LABEL (YEAR): CITY CENTRE OFFICES (2000)
FOR FANS OF: BOARDS OF CANADA, MASSIVE ATTACK, LAMB, NIGHTMARES ON WAX
Words by Aidan Daly
You’d think that being a fan of Warp darlings Autechre, Aphex Twin and Boards of Canada I’d have been exposed to Arovane, aka Uwe Zahn, much earlier. Zahn’s contribution to the vast body of work lazily but continually termed ‘IDM’ is considerable, but he hasn’t received nearly the level of attention he deserves, especially compared to those mentioned above. Though Zahn’s second album Tides departs noticeably from the glitches and breaks of his debut Atol Scrap, it retains an acute level of melodic and emotional depth.

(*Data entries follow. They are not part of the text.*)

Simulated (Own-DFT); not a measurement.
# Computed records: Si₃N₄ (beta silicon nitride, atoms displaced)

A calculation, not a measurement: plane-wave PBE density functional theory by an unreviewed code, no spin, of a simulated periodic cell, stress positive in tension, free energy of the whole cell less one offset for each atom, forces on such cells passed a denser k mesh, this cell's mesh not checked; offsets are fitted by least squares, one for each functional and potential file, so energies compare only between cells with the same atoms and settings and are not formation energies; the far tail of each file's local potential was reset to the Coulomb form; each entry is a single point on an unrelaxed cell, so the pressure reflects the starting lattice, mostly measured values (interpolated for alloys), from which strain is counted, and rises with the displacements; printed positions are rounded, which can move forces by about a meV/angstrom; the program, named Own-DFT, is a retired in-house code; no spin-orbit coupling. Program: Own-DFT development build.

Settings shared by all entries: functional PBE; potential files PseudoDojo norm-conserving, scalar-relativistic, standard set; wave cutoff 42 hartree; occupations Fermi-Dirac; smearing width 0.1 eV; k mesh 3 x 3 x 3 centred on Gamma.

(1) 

A central component of the album is the use of the harpsichord – its harsh, bright sound not typically associated with the placidity of the broader wave of late 90s/early noughties downtempo. On opener ‘Theme’, the instrument fades in over a reverb-heavy drum loop, the motif set up with the expectation that a bass line will enter, or some other structural deviation. Instead, the harpsichord simply fades out again and the song ends. Likewise, the instrument’s prominence in ‘A Secret’ slices through the blanket of delicate background synths – a contrast that serves to give the album much of its character and consistency.
‘Eleventh!’ comes close to being a replica of better-known Boards of Canada, all melancholy chords and fucked up samples of children’s laughter. Interestingly enough, however, Zahn actually anticipates the darker turn Boards would take with the occult-influenced Geogaddi, released two years after Tides. The album ends as it starts with ‘Epilogue’, as harpsichord and drum loops are set against each other again. This time the waters are choppier, the harshness of the harpsichord more apt for the closing track’s brooding twists and turns.
Tides ebbs and flows, pushes and pulls, achieving much with such a minimal structure of repeated, chopped up drum samples and subdued overhead melodies. As a whole, the album folds in and out of itself, tracks fading into the next, recalling earlier moments as it develops. In Tides, without over-conceptualising, Zahn succeeded in creating a body of music that reflects the subtle qualities of its namesake.